Thursday 12 October 2017

Between the wars: "Goodbye Christopher Robin"


The period hits keep on coming. Although given to a gentleness that sometimes borders on tweeness, Goodbye Christopher Robin, directed by Simon Curtis from a script by Frank Cottrell Boyce and Simon Vaughan, differentiates itself by attempting to generate something other than the now-standard nostalgia for Empire - not least an ambivalence around the idea of nostalgia full-stop. This is an author biopic, very much in the vein of Finding Neverland, 2004's hanky-dampener on the tragic personal life of J.M. Barrie, but it also intends to be a continuation of its subject's commitment to pacifism, knowing full well the casualties that generally follow when flags start flying and our youngsters are sent off to the battlefield. That gentleness, for all that it might at times appear cosy or underdramatic, is in itself a political stance. 
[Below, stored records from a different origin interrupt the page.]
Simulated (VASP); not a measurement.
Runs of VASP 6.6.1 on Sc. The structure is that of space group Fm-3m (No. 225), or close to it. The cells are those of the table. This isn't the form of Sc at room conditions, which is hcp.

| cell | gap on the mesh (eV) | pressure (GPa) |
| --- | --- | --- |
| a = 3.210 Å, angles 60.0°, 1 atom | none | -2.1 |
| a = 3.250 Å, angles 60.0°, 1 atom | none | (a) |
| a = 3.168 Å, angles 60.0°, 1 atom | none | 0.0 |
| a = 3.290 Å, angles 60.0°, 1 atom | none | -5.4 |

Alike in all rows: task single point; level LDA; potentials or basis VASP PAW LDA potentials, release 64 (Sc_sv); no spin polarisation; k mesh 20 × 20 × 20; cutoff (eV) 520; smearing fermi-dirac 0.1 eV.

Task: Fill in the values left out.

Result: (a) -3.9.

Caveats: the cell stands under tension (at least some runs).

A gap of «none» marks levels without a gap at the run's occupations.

The author is A.A. Milne, played here by the generally upright and Poohstick-thin Domhnall Gleeson as a man very much of his time. Returning from the frontlines of "the war to end all wars", he's newly traumatised by Roaring Twenties champagne corks that go off like rockets and West End spotlights that resemble searchlights. Marriage (to Margot Robbie's society belle Daphne), fatherhood and a measure of success as a playwright and wit-for-hire all follow, yet as the film has it, it was only with the family's relocation to the open spaces and fresh air of Ashdown Forest in leafy Sussex that Milne found both peace-of-mind and his most enduring success, taking off into the woods by afternoon in the company of his cute-as-a-button son Christopher Robin Milne (played by Will Tilston as a boy, and Alex Lawther as an adolescent), a.k.a. "Billy Moon", to build new worlds with the aid of the lad's ragbag teddy bear.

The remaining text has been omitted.